Gulezian’s guitar playing infused with devotion to music’s power |

Gulezian’s guitar playing infused with devotion to music’s power

Stewart Oksenhorn
Aspen Times Staff Writer

The topic of conversation is that subset of contemporary instrumental music that only an elevator or hotel lobby could love.

But Michael Gulezian has misunderstood my question, and the normally mild-mannered, spiritual-leaning guitarist has turned into a fire-breathing beast.

“It’s dreck,” said Gulezian, using the Yiddish substitute for a word that no longer can appear in The Aspen Times. “It makes me want to scream. It’s the audio equivalent of Sominex. It’s wallpaper. If I hear it in the supermarket, I run out.”

Gulezian thought I had asked what he did when he hears this music, with its cheesy sounds, formulaic rhythms and empty melodies. But my actual question was, what does someone like him do that separates his contemporary instrumental music from the dreck. I explain the misunderstanding, and Gulezian turns from Anti-Elevator Music Man back into his humble self.

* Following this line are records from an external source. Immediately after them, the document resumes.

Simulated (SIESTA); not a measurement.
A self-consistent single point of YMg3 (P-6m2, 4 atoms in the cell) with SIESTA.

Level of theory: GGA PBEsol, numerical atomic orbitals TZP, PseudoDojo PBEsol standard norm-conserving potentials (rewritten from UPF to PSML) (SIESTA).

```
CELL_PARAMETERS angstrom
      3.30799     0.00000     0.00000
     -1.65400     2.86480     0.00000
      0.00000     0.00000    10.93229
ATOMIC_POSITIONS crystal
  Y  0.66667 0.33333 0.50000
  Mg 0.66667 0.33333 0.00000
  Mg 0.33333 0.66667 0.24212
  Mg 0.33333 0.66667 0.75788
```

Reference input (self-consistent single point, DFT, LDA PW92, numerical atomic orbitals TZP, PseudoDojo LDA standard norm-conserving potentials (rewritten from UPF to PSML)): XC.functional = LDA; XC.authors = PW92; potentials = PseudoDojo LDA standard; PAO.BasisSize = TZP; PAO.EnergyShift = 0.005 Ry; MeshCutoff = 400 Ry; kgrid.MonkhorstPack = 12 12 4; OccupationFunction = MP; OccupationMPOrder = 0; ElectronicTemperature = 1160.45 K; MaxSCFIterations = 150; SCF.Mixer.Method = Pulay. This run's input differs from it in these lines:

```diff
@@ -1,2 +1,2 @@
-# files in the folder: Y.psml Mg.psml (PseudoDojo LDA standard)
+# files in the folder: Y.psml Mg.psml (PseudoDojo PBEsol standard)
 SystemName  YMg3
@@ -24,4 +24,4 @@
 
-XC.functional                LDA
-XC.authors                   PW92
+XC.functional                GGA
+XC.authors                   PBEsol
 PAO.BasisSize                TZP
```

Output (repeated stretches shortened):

“Music,” explained the 47-year-old Nashville resident, “should be an active, participatory experience, an experience of community, a common experience of a language that transcends spoken word. To water that powerful thing down to a formula is shameful, even sinful.”

Gulezian’s music is, in fact, no relation to the simplistic, synthesized bromide one hears in the hallways of shopping malls. On albums like “Language of the Flame” and the forthcoming live recording “Concert at St. Olaf College,” Gulezian’s music, mostly solo guitar work, is inventive and complex; like his heroes of the finger-style guitar ” especially the late Michael Hedges, and John Fahy, Gulezian’s first major influence ” he melds rhythm, melody and harmony using just one instrument and 10 fingers. The less-humble side of Gulezian actually boasts that he is “a technical monster.” But the more artistic side of Gulezian counters that the art is not about the technique.

“It’s not about the technique,” said Gulezian, who performs tonight at Main Street Bakery. “That’s the last thing people should be paying attention to. It’s about whether I’m transforming something about the heart and soul to people who are listening. Technically, I can blow anybody away. But if that’s all you’re going to do, you’re going to play to an audience of nothing but guitar junkies.”

Though tonight’s concert is his Aspen debut, Gulezian spent his high school years as a Coloradan, attending a small prep school in Canon City, Holy Cross Abbey, run by Benedictine monks. His love of music, however, was already instilled in him by the time he got to high school.

Gulezian’s mother, an Armenian born in Syria, sang Armenian folk songs in a beautiful voice; his father, a New York native also of Armenian descent, was an ethnomusicologist who transcribed ancient Egyptian music scrolls for the Metropolitan Museum of Art.

“When I say I heard music growing up from other cultures,” said Gulezian, “I mean cultures from thousands of years ago. That’s the environment I grew up in ” listening to Motown and the Beatles, and also traditional classical music from the Middle East and India.”

Gulezian began playing Western classical music on guitar at 7. “But to be honest, it didn’t resonate in my heart,” he said. “I practiced because I was diligent. But nothing really got me until I was 12, 13, when I heard finger-style players like Doc Watson, and the Mississippi Delta players like Leadbelly and Mississippi John Hurt.”

Those blues players got to his heart. But it was Fahy, the pioneering finger-style guitarist who broke the trail for Leo Kottke and the like, who got into Gulezian, heart, soul and mind.

“That blew me away,” said Gulezian. “John Fahy was to steel-string instrumental guitar music what Andres Segovia was to classical guitar. Nobody took classical guitar seriously until Segovia started playing it.”

For Gulezian, the Maryland-born Fahy opened up a world of near-infinite possibilities. “He provided the model for someone to be idiosyncratic and create his own artistic path. I knew I could express the deepest part of me.”

That seems to get to the heart of the original question. What separates the contemporary instrumental music played by Gulezian ” and Pierre Bensusan, Kottke, Alex De Grassi and the like ” from elevator sounds is the element of humanity. Gulezian’s music has a personality, rather than a formula, behind it.

Gulezian concludes: “I guess the answer is I love it so much and respect it so much and have such awe for the power of music, I treat it with devotion.”